Overview
ATMOSTAT had been working for a dozen years on the design of two-phase fluid loops for harsh environments with high density puissance dissipated. We had a very innovative and disruptive technology of loop heat pipes based on mechanical pumping with systems including specific evaporators (high performance process). The measured range of heat flux was better than expected for this type of aircraft application (more than 100W/cm²). Our solution met all technical requirements of the CLEANSKY call and we respected the compliance with the expected timetable.
Our Loop Heat Pipes included at least an evaporator, a condenser, a compact mechanical pump, an expansion vessel, an evaporable fluid, connection pipes and an electronic circuit. The purpose of the project was to develop a practical aeronautic application to reduce drastically thermal contraints, weight and dimensions of high dense power electronics modules (PEM with new wide bandgap materials, for example based on SiC or GaN). The reliability of our solution was guaranteed by the method of design used (APASE®) and the experience of ATMOSTAT in this kind of development (Adequacy and quality of resources, management and implementation capabilities).
A lot of applications existed in the future dedicated to the aircraft world but also in the world of renewable energies, rail transport, and more generally carbon-free mobilities. We think the project must contribute to European competitiveness.
ATMOSTAT is a strategic supplier of the French defence. ATMOSTAT is a industrial subsidiary of ALCEN group (Mid-Sized, 1.800 persons, revenues of 250 million euros). This call is a real opportunity to mature our technology and go to market faster.
Funding
Results
Executive Summary:
The purpose of the more electrical aircraft is to reduce the power consumption of the future airplane by decreasing the weight of embedded equipment. To achieve this purpose, it has been shown that mutual use of part of this equipment to reach a general use of on-board electrical power should achieve this purpose. This is the concept of the more electrical aircraft. Naturally, this must significantly increase the amount of electrical power consumed as the power converter efficiency is still fewer than 100%. Therefore, the thermal dissipation will raise levels that are not assumed by the current embedded cooling system design.
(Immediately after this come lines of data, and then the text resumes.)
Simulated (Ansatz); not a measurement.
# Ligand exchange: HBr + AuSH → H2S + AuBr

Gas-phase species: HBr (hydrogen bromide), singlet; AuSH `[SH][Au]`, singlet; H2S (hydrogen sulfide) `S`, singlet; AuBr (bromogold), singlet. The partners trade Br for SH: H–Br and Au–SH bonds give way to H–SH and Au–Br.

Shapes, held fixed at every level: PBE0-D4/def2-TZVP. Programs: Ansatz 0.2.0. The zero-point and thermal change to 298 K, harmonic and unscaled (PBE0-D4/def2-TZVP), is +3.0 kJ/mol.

The BECOOL project had been planned on a 2 years development program with the aim to provide a complete cooling system able to absorb a specified amount of power, around 1kW, for a nominal working temperature of the future power converter, around 100°C. The equipment involved in the diphasic loop should be constrained to a maximum size and a maximum weight and be able to work in a harsh environment in terms of acceleration and temperature.
ATMOSTAT has developed, thanks to its internal diphasic programs, a new concept of diphasic cooling system to reach more integrated cooling device. Technological bricks required to design a generic diphasic cooling system have already been identified and have reached their own TRL level but the application, coming from the link between all these equipment specifically designed to fit requirements, have to progress also in its own TRL level.
The challenge of this program was to design a complete cooling system to progress significantly in the maturity level of the application and optimise its size and performance to be compliant with the Topic Manager specification.
The most efficient cooling technologies compared to their embedded size and weight are those working in closed circuit. The simplest configuration used was heat pipes, but we can also find heat sinks, capillary-pumped heat pipes (CPL), LHP. In spite of good performances, these technologies keep major constraints, caused by their architecture: the heat flow must be moderate otherwise the hot surface will be dried and then no longer cooled, drying troubles can occurs because of gravity or during acceleration phase due to the insufficient amount of pressure created by the capillarity mesh, power density is limited due to drying risks, distance of heat transportation are limited and finally unexpected unpriming during duty cycle.
The architecture and technology of the 2-phase loop mechanically pumped that ATMOSTAT has proposed can bring answers to the troubles thanks to the embedded pump, forcing the liquid circulation, and its efficiency at high power density thanks to the innovative technology of its evaporator allowing to push away the drying limits.
The current state-of-the-art, diphasic capillary pumped loop technology has welcomed a new concept of diphasic loop: the 2-phase loop mechanically pumped developed by ATMOSTAT. At the end of the project, the advancements of the current state–of-art were coming from the fact that we have moved from the concept of a diphasic loop application, at low TRL level (0 to 1-2) at the beginning of the project, to the level 3 at the end of the project by the experimental proof of the main characteristics and major performance of the loop.
The challenge that might not have been addressed during the program, because of the delay of the project due to the manufacture of the equipment, came from the transitional regime that couldn’t have been designed properly without preliminary tests. Transitional regimes of the power converter were quite difficult to analyse without the Topic Manager expertise. An ideal transitional behaviour should be defined by the Topic Manager and explained to ATMOSTAT to be able to take its behaviour into account in the future design of the ATMOSTAT diphasic loop.
The maturity of our concept has reached a level to let us consider, now, industrial applications and potential commercialisations in different fields such as: defence, civil aeronautics and earth transportation application (train, tram, car), production of renewable energy, telecom (radar), even space application might be considered if we can prove that our pump is reliable enough.